This screen allows you to configure the Spider options.
It should be noted that modifying most of these options also affects the running Spider.
The parameter defines the maximum depth in the crawling process where a page must be found in order for it to be processed. Resources found deeper than this level are not fetched and parsed by the spider. The value zero means unlimited depth.
The depth is calculated starting from the seeds, so, if a Spider scan starts with only a single URL (eg. URL manually specified), the depth is calculated from this one. However, if the scan starts with multiple seeds (eg. recurse and Sites tree node with children), a resource is processed if it’s depth relative to any of the seeds is less than the defined one.
The Spider is multi-threaded and this is the number that defines the maximum number of worker threads used in the crawling process. Changing this parameter does not have any effect on any crawling that is in progress.
The maximum length of time that the Spider should run for, measured in minutes. Zero (the default) means that the Spider will run until it has found all of the links that it is able to.
This parameter limits the number of children that will be crawled at every node in the tree.
This is useful for data driven applications that have large numbers of ‘pages’ that are in fact exactly the same code but containing different data, for example from a database.
By default this is set to zero which means there are no limits applied to the number of child nodes crawled.
Defines the maximum size, in bytes, that a response might have to be parsed. This allows the Spider to skip big responses/files.
Allows to manage the domains, string literals or regular expressions, that are in the Spider’s scope. The normal behavior of the Spider is to only follow links to resources found on the same domain as the page where the scan started. However, this option allows you to define additional domains that are considered “in scope” during the crawling process. Pages on these domains are processed during the scan.

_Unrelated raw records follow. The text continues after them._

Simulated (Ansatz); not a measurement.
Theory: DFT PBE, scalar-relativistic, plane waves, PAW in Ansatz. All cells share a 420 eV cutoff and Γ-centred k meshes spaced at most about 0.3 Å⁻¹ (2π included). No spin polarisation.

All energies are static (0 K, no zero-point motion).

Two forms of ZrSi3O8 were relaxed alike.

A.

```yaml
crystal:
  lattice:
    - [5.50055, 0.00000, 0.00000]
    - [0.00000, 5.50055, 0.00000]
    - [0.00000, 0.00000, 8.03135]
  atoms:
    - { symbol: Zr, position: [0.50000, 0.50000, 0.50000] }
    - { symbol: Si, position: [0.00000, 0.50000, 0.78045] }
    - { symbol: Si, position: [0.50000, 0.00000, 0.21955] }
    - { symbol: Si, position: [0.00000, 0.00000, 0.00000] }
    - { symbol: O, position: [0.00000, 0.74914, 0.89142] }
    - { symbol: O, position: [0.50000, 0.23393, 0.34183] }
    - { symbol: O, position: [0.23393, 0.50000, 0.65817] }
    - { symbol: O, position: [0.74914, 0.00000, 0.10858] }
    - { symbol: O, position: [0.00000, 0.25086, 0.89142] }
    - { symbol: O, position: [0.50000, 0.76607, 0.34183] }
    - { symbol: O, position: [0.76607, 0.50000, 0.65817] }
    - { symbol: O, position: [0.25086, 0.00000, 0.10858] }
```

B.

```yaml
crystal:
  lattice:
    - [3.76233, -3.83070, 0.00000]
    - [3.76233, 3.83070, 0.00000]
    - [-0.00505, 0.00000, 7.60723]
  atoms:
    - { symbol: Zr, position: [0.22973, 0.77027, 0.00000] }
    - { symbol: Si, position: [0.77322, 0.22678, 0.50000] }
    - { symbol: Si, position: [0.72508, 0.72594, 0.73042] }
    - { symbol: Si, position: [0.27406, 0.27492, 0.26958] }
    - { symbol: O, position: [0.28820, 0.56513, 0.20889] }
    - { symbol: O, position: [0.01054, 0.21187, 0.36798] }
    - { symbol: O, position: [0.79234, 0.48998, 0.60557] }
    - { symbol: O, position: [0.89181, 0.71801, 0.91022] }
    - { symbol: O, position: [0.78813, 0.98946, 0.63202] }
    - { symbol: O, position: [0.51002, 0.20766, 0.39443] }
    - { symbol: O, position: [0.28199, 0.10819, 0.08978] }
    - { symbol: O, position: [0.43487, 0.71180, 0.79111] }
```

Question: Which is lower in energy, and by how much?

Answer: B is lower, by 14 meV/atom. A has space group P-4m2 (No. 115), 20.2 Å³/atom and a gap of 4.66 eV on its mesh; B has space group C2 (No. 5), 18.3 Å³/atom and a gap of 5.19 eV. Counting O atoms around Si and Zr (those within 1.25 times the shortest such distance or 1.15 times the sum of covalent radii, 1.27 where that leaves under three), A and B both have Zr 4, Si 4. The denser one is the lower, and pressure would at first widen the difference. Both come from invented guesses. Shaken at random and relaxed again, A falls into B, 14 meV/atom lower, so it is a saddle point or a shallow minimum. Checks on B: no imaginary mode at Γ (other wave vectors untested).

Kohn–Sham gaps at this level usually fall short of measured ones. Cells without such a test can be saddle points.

When crawling, the Spider has an internal mechanism that marks which pages were already visited, so they are not processed again. When this check is made, the way the URIs parameters are handled is set using this option. There are three available options:
If the Spider requests should be sent with the “Referer” header.
If the Spider scans should accept cookies while Spidering. If enabled the Spider will properly handle any cookies received from the server and will send them back accordingly. If the option is disabled, the Spider will not send any cookies in its requests. For example, this might control whether or not the Spider uses the same session throughout a spidering scan.
When accepting cookies the cookies are not shared between Spider scans, each scan has its own cookie jar.
This option has low priority, the Spider will respect other (global) options related to the HTTP state. This option is ignored if, for example, the option Use Global HTTP State is selected, when spidering as a User or when a HTTP Session is active.
During the crawling process, the behaviour of the Spider when it encounters HTML forms is defined by this option. If disabled, the HTML forms will not be processed at all. If enabled, the HTML forms with the method defined as HTTP GET will be submitted with some generated values. The behaviour when encountering forms with the method defined as HTTP POST is configured by the next option.
As briefly described in the previous paragraph (Process Forms), this option configures the behaviour of the Spider when Process Forms is enabled and when encountering HTML forms that have to be POSTed.
This option defines whether the Spider should also consider HTML comments when searching for links to resources. Only the resources found in commented valid HTML tags will be processed.
This option defines whether the Spider should also spider the robots.txt files found on websites, searching for links to resources. This option does not define whether the Spider should follow the rules imposed by the robots.txt file.
This option controls whether the Spider should also consider ‘sitemap.xml’ file and try to identify new resources.
This option controls whether the Spider should also parse SVN metadata files and try to identify new resources.
This option controls whether the Spider should also parse Git metadata files and try to identify new resources.
This option controls whether the Spider should also parse .DS_Store files and try to identify new resources.
This options defines whether the Spider should try to detect OData-specific parameters (i.e. resources identifiers) in order to properly process them according to the rule defined by the “Query parameters handling” option.
Allows to manage the parameters that should be removed when canonicalising the URLs found.
The session names defined in the HTTP Sessions options are taken into account and removed.